Tutorial · June 01, 2026 · 5 min read

Graph Reinforcement Learning with TGraphX: A Practical Introduction

Target keyword: graph reinforcement learning pytorch

Graph Reinforcement Learning with TGraphX: A Practical Introduction

Graph reinforcement learning (graph RL) addresses problems where the action space is defined on a graph: choose an edge to add, a node to visit, a vertex to color. Classic combinatorial problems — MaxCut, vertex cover, graph coloring, routing — fit this framework naturally, and RL approaches to them have become an active research area.

TGraphX includes a graph RL subsystem with 13 algorithms across 9 environments. This article walks through how to use it, with the important caveat that the entire subsystem is labeled Experimental. Expect rough edges, evaluate carefully before drawing strong conclusions, and treat any benchmark numbers it produces as preliminary.

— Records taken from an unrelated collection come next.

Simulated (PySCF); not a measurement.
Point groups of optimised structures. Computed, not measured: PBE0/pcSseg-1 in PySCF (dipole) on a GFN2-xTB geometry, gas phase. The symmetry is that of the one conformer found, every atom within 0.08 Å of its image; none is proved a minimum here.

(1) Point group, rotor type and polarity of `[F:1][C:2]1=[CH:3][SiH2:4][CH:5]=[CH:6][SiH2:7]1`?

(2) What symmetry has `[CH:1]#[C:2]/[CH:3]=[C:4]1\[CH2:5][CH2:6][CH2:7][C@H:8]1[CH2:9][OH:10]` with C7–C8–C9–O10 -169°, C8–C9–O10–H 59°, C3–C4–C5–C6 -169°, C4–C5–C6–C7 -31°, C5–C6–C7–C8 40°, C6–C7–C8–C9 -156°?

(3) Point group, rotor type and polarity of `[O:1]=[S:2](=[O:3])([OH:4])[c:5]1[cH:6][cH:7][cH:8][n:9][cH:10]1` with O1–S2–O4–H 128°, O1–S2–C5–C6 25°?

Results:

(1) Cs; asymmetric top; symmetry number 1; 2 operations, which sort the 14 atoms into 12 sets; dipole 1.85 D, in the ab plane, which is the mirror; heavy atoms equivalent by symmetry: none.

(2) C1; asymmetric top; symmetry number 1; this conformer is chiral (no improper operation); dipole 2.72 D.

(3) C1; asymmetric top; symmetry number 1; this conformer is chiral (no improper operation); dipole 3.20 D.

What the subsystem includes

Environments shipped with the framework:

GraphNavigationEnv — navigate from source to target node
GraphColoringEnv — assign colors to minimize conflicts
MaxCutEnv — partition nodes to maximize cut edges
ShortestPathEnv — find shortest path
VertexCoverEnv — minimum vertex cover
GraphGenerationEnv — sequential graph generation
KGPathReasoningEnv — KG path finding
ContinuousNavigationEnv and ContinuousGraphEditEnv — continuous-action variants

Algorithms:

Discrete: REINFORCE, Actor-Critic, A2C, DQN, Double DQN, Dueling DQN, PPO
Continuous: DDPG, Delayed DDPG, TD3, SAC
Baselines: Random, Greedy

A first experiment

The one-call API runs a complete training:

python

import tgraphx as tgx
        
        result = tgx.train_graph_rl(
            env="maxcut",
            algorithm="dqn",
            num_nodes=20,
            episodes=100,
            seed=42,
        )
        
        print(result.metrics)        # {"final_return": ..., "best_return": ..., ...}
        print(result.history[-5:])   # last 5 episode returns

This trains a DQN agent on randomly generated 20-node MaxCut instances for 100 episodes and returns a result object with metrics and training history.

Comparing algorithms

For a small environment, you can compare multiple algorithms quickly:

python

import tgraphx as tgx
        
        algorithms = ["random", "greedy", "dqn", "ppo"]
        results = {}
        
        for alg in algorithms:
            res = tgx.train_graph_rl(
                env="maxcut", algorithm=alg,
                num_nodes=15, episodes=50, seed=42,
            )
            results[alg] = res.metrics["best_return"]
        
        for alg, score in sorted(results.items(), key=lambda x: -x[1]):
            print(f"  {alg:10s}: {score:.2f}")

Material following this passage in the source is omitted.